Berkshire Stung by Losses in Its Stock Holdings

Berkshire Hathaway, the conglomerate run by Warren Buffett, posted its first overall quarterly loss in a year on Saturday on the falling prices of Apple and other stocks it owns, though it said improvement in its insurance operations boosted operating profit to a record.

Its wide-ranging portfolio of businesses, ranging from insurance to energy to consumer goods like See’s candies, generally fared better in the third quarter than in the same quarter a year earlier. And Berkshire’s cash stake swelled to a record $157.2 billion in the third quarter, when it sold $5.3 billion more stocks than it bought.

Berkshire also slowed repurchases of its own stock, buying back $1.1 billion in the third quarter.

Investors watch Berkshire closely because its results often reflect broader economic trends and because of Mr. Buffett’s reputation as a savvy investor.

The third-quarter net loss more than quadrupled to $12.77 billion from about $2.8 billion a year earlier.

Results included $23.5 billion in losses from investments, primarily reflecting a 12 percent decline in the stock price of Apple, in which Berkshire owned a $157 billion stake, as of Sept 30.
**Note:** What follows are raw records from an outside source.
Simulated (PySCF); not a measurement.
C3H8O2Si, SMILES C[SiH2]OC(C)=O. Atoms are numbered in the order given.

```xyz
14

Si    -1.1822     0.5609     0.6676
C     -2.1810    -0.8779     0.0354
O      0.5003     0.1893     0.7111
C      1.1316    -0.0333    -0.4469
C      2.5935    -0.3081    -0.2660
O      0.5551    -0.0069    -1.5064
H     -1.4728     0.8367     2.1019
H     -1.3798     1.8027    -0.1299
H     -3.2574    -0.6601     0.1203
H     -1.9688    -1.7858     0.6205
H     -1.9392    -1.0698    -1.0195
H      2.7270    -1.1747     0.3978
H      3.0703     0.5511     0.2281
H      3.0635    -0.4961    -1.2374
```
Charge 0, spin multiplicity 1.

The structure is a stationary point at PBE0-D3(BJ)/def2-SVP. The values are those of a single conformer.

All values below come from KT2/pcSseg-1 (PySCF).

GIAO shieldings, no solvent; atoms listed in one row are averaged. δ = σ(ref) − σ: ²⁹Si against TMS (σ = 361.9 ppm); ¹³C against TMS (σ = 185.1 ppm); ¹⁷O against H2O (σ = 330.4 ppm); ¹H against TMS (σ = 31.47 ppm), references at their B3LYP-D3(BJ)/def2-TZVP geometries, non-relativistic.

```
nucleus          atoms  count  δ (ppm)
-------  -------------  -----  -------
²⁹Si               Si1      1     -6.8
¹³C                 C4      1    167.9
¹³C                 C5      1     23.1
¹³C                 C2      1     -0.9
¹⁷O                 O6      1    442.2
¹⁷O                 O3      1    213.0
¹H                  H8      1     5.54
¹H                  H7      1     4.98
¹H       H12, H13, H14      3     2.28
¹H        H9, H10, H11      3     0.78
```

Berkshire’s net results swing widely from quarter to quarter because accounting rules require the company to report investment gains and losses even if it buys and sells nothing. Mr. Buffett says the resulting volatility is usually meaningless.

Operating profit rose 41 percent to $10.76 billion from $7.65 billion a year earlier.

Insurance operations generated $4.89 billion of profit, as the Geico car insurer and reinsurance businesses made money after posting losses in 2022, while rising interest rates boosted income generated from U.S. Treasuries.

Berkshire also benefited from a relatively quiet Atlantic hurricane season, which reduced catastrophe losses, unlike in 2022 when it lost $2.7 billion from Hurricane Ian.

But revenues at its BNSF freight railroad were down 15.3 percent in the quarter on lower volumes and higher non-fuel expenses. Its businesses tied to the housing market also saw declines because of rising mortgage interest rates and fewer existing homes for sale as well as a drop in demand for mortgage refinancing. Revenues from its real estate brokerage business declined 13.8 percent in the third quarter.

Berkshire also reported that revenues from its apparel and footwear businesses fell 11.2 percent on a decline in customer demand.

Mr. Buffett, 93, has run Berkshire since 1965. His $117.5 billion net worth ranks fifth worldwide according to Forbes magazine.

Berkshire shares are up 14 percent this year, matching the return of the S&P 500.